Is the person active? If they are more active than you are, you should recruit them. Ideally you want someone who can login at school/work so the only chunk of time they're offline is sleep, but I realize not everyone can play at the top level all the time, so just focus on trying to build the alliance around your skill level. You don't want to lead an alliance much worse than yours as it will only cause you frustration, leading weaker players is annoying, but if you're doing it just to train them and you know the risk factors I wish you good luck. You also don't want to lead an alliance much better than you, because you will be doing this alliance a disservice and will probably end up driving the fine players who joined you into the ground, nobody wants that. You want people that are also not all active at the same time, try to find different time zones to give a good balance of activity, you don't want everyone being offline at the same time. You want to balance the alliance as best you can, find players that are weaker than you, and stronger than you. You'll want to have a few people you've played with before, people you know you can work with so there at least is some part of your alliance not left to chance. Having close people you can count on in a jam is very important. You also want some people you've played against before, a really good way to make friends is to fight against people, some of the best friends I have in BD right now started off as enemies and then we decided to work together.

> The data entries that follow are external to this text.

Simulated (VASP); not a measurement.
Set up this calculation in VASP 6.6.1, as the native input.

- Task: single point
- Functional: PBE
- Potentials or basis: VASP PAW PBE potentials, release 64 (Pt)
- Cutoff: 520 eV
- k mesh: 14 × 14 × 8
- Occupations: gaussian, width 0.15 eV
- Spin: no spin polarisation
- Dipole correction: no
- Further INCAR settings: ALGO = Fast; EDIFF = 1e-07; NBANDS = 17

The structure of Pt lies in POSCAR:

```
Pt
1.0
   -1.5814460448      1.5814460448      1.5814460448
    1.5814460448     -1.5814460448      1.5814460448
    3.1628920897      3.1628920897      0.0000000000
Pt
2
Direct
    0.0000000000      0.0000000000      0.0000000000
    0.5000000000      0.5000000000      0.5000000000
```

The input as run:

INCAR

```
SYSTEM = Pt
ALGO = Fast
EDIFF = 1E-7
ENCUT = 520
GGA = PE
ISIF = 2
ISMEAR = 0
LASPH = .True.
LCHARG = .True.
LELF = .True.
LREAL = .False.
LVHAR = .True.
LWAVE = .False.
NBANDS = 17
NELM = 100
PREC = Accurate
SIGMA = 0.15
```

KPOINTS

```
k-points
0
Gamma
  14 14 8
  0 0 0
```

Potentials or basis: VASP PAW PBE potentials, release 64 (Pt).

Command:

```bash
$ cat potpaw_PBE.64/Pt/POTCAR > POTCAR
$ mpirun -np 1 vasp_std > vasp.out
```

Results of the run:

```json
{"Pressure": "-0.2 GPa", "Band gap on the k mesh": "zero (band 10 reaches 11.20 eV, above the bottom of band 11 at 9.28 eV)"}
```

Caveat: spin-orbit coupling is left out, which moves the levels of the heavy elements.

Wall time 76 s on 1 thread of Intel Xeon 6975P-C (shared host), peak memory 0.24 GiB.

You also probably want to try to recruit a few people you've never played with or against before so that you can meet new people. Of course having an alliance of 24 close friends will be a very formidable force, I just like to mix things up so I'm always meeting people and playing with old friends at the same time. This balance will help keep the round interesting for you. So you know the kind of people you want to recruit, people around your skill level that will be active, but how do you go about finding these people? Recruiting is fairly easy for me as I can hop on msn and probably find a bunch of people online at any given time that would be worth recruiting, but that's because I've played several servers at a time for the past three years.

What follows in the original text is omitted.